Political Position
The WPK is generally seen as similar to Communist Parties in the industrialized world which occupy a far-left position on the political spectrum. According to conventional wisdom in the West, it is the most hardline and unreformed of the five current ruling Communist/Workers’ parties, and the closest thing to an old-style Stalinist party.
The WPK maintains a leftist image. It sends a delegation to the International Meeting of Communist and Workers' Parties where the WPK receives minor support: Its 2011 resolution “Let us jointly commemorate the Birth Centenary of the Great Leader comrade President Kim Il Sung as a Grand Political Festival of the World’s Humankind” was signed by 30 of the 79 attending parties.
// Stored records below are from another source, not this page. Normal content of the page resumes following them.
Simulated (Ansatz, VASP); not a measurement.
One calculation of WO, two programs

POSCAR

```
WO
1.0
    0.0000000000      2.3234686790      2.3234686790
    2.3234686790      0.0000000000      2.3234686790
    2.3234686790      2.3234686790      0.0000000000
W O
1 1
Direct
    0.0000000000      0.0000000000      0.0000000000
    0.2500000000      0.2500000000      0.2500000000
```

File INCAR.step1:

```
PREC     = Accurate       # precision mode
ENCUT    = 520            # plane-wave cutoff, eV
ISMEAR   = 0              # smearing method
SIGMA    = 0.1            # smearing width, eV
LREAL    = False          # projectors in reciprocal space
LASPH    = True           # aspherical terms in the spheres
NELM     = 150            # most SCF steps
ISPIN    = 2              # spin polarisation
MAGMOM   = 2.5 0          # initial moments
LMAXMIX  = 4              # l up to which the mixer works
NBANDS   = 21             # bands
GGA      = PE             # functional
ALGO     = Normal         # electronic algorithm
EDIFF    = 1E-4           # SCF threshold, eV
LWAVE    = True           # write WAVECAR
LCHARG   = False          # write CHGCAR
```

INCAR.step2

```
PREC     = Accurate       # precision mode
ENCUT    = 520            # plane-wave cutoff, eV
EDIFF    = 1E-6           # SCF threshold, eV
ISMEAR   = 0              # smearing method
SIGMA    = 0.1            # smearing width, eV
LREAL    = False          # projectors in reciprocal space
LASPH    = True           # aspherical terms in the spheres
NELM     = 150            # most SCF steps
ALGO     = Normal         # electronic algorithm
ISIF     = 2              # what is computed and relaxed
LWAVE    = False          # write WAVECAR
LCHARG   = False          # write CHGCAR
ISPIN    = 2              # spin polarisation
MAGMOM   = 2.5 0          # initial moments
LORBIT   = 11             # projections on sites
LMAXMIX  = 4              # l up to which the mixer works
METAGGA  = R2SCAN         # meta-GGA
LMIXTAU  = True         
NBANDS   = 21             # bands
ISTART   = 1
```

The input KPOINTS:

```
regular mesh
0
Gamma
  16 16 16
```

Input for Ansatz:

However, professor B. R. Myers argues that there is a stark difference between DPRK’s and WPK’s propaganda to the international audience and domestic propaganda. After analyzing the domestic propaganda, he concluded that the WPK is not a far-left or Communist party, but rather a far-right party. Myers holds that the party has a platform of “race-based, paranoid nationalism that has nothing to do with Marxism-Leninism,” making it more comparable to 1930’s Japan than other Eastern-Bloc communist parties. After the release of Myers’ 2009 book The Cleanest Race, his views gained acceptance. Russian historian Andrei Lankov favorably reviewed it as taking a “fresh approach” on North Korea. Christopher Hitchens called the book and the analysis “electrifying” and “finely argued and brilliantly written”.